In 1942 with Dave Houser, Greb initiated the Bay Area’s first local radio newscast over KROW in Oakland, California. In 1954 he formed Gordon Greb & Associates, a survey research company that measured listenership for local radio stations. In 1962 he began the Co-Ad Agency with Kenneth Roed to place advertising in college newspapers nationwide. In 1972 Greb created Newsmaker Features that syndicated his “Birthday Quiz” and “These Great People” in such dailies as the San Jose Mercury-News, Seattle Times and San Rafael Daily Independent.

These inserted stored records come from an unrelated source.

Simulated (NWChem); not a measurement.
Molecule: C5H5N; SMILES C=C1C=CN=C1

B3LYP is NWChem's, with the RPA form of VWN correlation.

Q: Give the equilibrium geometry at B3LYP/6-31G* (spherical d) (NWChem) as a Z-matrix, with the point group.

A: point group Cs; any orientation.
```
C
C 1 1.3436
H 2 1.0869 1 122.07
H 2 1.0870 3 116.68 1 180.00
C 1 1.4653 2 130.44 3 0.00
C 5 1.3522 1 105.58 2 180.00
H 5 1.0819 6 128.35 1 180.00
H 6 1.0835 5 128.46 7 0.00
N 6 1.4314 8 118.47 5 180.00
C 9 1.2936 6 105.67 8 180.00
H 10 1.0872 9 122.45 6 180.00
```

In order to challenge a long-standing decision by the U.S. Supreme Court that had permitted movie censorship in eight states and 90 cities, Greb prepared a thesis calling for freedom of the movies. He offered it to the law firm of Ephraim S. London, which was appealing the New York State Board of Regents' ban on exhibition of a controversial film called "The Miracle." At the time Greb, was a graduate student at Stanford University. The result was a precedent-changing unanimous decision (9-0) protecting movies from censorship under the First Amendment in Burstyn v. Wilson, et al. (1952). The decision overruled Mutual Film Corporation v. Industrial Commission of Ohio that had upheld film censorship for more than 37 years. In thanking Greb for allowing him to quote his research in the oral argument, London wrote, "I am amazed that someone who is not a lawyer could have had so clear a comprehension of the legal questions involved."